A
prospectus is defined by Section 2 of the Act as “any notice, circular
advertisement or other invitation, offering to the public for
subscription or purchase any shares or debentures of a company”.
The definition
suggests that a prospectus embrace any document, notice, circular
advertisement. What matters is not the name given to the document by its
authors but its effect on the person reading it. If the person reading
the document would conclude that he was being ‘invited’ to apply for
any shares or debentures of a company, the document would legally be a
prospectus even if it is not headed so. The offer must be made to the
public.
Case Law: Nash vs. Lynde (1929)
The
directors of a company prepared a document which was in the form of a
prospectus and was in marked “strictly private and confidential”. The
document did not contain all the material facts required by the Acct to
be disclosed. It was circulated among the directors and their friends.

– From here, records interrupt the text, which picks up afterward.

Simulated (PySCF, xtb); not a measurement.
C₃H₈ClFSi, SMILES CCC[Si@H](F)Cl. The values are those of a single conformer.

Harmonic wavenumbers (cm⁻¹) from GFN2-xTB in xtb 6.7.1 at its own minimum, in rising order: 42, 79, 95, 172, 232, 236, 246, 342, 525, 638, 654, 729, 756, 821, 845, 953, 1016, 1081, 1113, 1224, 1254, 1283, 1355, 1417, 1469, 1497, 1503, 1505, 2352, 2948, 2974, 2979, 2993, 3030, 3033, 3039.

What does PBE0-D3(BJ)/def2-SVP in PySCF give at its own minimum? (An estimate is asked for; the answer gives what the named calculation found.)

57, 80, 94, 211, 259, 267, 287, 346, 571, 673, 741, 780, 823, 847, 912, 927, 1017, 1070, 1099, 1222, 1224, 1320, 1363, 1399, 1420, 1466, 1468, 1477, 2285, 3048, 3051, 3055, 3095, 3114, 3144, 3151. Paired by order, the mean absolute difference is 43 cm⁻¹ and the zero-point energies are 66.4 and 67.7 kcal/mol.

The plaintiff had purchased shares on the footing of these documents
which he obtained from a friend of a director.
It was held
that the document received by him was not a prospectus as private
communication between business friends does not constitute a
prospectus. The “public” according to Section 57(1) is not restricted
to the public at large but includes any section of the public whether
selected as members or debenture holders or as clients of the person
issuing the prospectus or in any other manner.
Case Law: Re. South of England Natural Gas and Petroleum Co. Ltd (1911)
3000
copies of a prospectus headed “for private circulation only” were
distributed to shareholders of gas companies. It was not publicly
advertised.
It was held that the prospectus was an offer of shares “to the public” even though it was marked “for private circulation only”.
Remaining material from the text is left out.